The night before the move I lay awake in bed cataloging the things I should have done to get ready, but didn’t. It was Schlock Warehouse moving day and I was not prepared. I know how to ship. I know how to run a shipping event. I know how to manage having inventory in storage units and the work station in my basement. But beyond broad strokes of knowing that I needed a truck and people, I didn’t really know how to proceed with moving. The truck was a source of stress, I’d never driven one before and the thought made me nervous. Once I survived driving the truck,I was going to have to provide instructions to a moving crew when I didn’t know the most efficient ways to work. I worried about these things the night before, or at least part of me did. The larger part was calm, because one thing that many shipping parties has taught me is that the Schlock volunteers are smart, helpful, and innovative. They solve problems when my brain is too tired to figure it out. This move was no exception.

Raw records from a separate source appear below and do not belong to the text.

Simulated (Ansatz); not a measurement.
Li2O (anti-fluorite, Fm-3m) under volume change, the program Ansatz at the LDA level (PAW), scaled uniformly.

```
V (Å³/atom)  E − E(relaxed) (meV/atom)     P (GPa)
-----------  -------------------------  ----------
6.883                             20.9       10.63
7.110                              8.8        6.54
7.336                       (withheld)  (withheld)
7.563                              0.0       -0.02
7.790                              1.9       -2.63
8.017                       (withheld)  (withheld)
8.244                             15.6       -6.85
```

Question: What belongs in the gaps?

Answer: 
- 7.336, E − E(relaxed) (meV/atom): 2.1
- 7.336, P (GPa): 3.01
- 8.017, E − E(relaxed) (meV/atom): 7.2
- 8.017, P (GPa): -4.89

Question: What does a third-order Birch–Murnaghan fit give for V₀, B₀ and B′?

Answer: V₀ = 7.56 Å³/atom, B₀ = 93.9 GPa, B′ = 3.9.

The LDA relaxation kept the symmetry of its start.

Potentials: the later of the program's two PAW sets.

These were the two storage units. They were thirty feet deep and each of those cardboard boxes represents 40lbs. We haven’t done the exact math because there are a lot of boxes and we were all pretty tired by the end, but our ballpark guess is that we schlepped 8-10 tons of things. Those are literal tons, meaning 16,000-20,000 pounds of stuff. On the first load we had to pull some boxes back off of the truck because it was riding too low. I wish we’d gotten a picture of that. Not a good thing when the wheel well is touching the top of the wheel.
I measured it. It is larger than the combined space in both our storage units. The office space is larger than my office and shipping room in my basement. Yet at 1am the night before I was convinced that it was not all going to fit. That fear lingered through the day, mostly because all day long I had to make decisions about where things would be put. The decisions felt crucial and irrevocable because we were so tired that I could not picture rearranging things later. I felt like I had to get it right, which I didn’t really. I just had to get all the things into one place so that I could begin to see how it all works. This is one of the reason I’m so very grateful for the helpers we had. They were my auxiliary brains and thus able to tell me everything was just fine.
The first merchandise moved into the warehouse prior to moving day, thus demonstrating that we are able to receive deliveries.
This same truck driver has delivered to our house on more than one occasion. He was pleased to see our new facility and admired our giant roll up door.
I love the great big door. We could back the truck all the way inside.
The other reason I need helpers for these big Schlock events is because they make me laugh. We loaded the truck with the musical theme from Tetris playing on some speakers while making jokes about things fitting. Later there was the Angry Birds theme with matching jokes. My helpers are always glad to come and I always owe them far more than I ever feel able to pay back. They come, and because of them I can do work that I would never be able to accomplish by myself. They make what we do possible and they keep me sane when my brain wants to tell me that I’m ruining everything.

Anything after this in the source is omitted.